James Morton on "Public Works Protection Act valid-#G20": A Reply

Over at Morton’s Musings blog, my colleague, James Morton in a post entitled ” Public Works Protection Act valid – #G20, refers to the 2005 decision of the Court of Appeal for Ontario in R. v Campanella 75 O.R. (3d) 342, 252 D.L.R. (4th) 490, 195 C.C.C. (3d) 353, 130 C.R.R. (2d) 259, 196 O.A.C. 188 (Ont. C.A.) which upheld the constitutionality of the The Public Works Protection Act (“PWPA“) , (see my updated post here). 
Morton concludes,

“The only thing that Cabinet changed was to define the G20 summit area as a “public work”. All the “new” police powers been in existence for decades.

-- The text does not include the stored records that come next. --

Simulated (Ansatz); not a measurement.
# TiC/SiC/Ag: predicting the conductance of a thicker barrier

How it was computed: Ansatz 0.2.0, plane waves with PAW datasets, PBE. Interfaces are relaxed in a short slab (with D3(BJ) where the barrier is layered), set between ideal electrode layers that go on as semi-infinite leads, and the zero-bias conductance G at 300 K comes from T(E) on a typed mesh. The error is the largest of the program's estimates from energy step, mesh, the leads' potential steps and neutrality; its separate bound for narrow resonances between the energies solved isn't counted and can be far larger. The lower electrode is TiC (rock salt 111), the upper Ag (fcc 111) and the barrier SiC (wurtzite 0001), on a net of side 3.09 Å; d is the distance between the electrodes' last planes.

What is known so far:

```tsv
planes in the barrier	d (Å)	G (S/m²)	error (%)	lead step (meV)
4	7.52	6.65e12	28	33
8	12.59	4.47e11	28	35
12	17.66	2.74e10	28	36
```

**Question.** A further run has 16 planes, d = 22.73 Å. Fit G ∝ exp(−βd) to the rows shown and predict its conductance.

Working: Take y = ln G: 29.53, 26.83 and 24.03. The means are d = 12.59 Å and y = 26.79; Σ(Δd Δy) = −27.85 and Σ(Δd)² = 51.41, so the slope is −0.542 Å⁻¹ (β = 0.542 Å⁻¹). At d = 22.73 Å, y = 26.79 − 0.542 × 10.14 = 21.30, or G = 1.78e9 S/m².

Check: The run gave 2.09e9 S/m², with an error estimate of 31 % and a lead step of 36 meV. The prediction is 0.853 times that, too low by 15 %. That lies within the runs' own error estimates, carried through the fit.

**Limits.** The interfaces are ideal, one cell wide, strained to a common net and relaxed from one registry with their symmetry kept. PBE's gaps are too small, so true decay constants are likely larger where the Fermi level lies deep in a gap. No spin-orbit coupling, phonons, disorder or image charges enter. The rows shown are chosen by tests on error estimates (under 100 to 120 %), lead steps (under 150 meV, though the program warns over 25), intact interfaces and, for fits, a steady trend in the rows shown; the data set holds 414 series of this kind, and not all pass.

There is some issue as to whether or not the G20 summit area should have been defined as a “public work” and whether or not the manner in which the regulation was passed gave fair notice to the citizenry that is, after all, presumed to know the law. (In Campanella the fact that the public area had signs posted warning of potential searches was relevant to the Court). But this issue is fairly minor compared to the claims made suggesting the law is the first step towards a Police State.”

Reasonable people will disagree on what constitutes a police state.: totalitarianism is in the eye of the baton holder. However,  I disagree that the R. v. Campanella decision is the final word on the constitutionality of the PWPA.

As Rosenberg, J.A. notes, the appellant:

“voluntarily produced her purse for manual inspection, a purse which she acknowledged would have set off the metal detector. As the Hamilton Police Service Special Constable conducting the screening opened the purse, he saw a baggie that he removed from the purse and which contained a small quantity of marihuana. The appellant was arrested and charged with possession of a controlled drug contrary to s. 4(1) of the Controlled Drugs and Substances Act, S.C. 1996, c. 19. ” (at para. 1)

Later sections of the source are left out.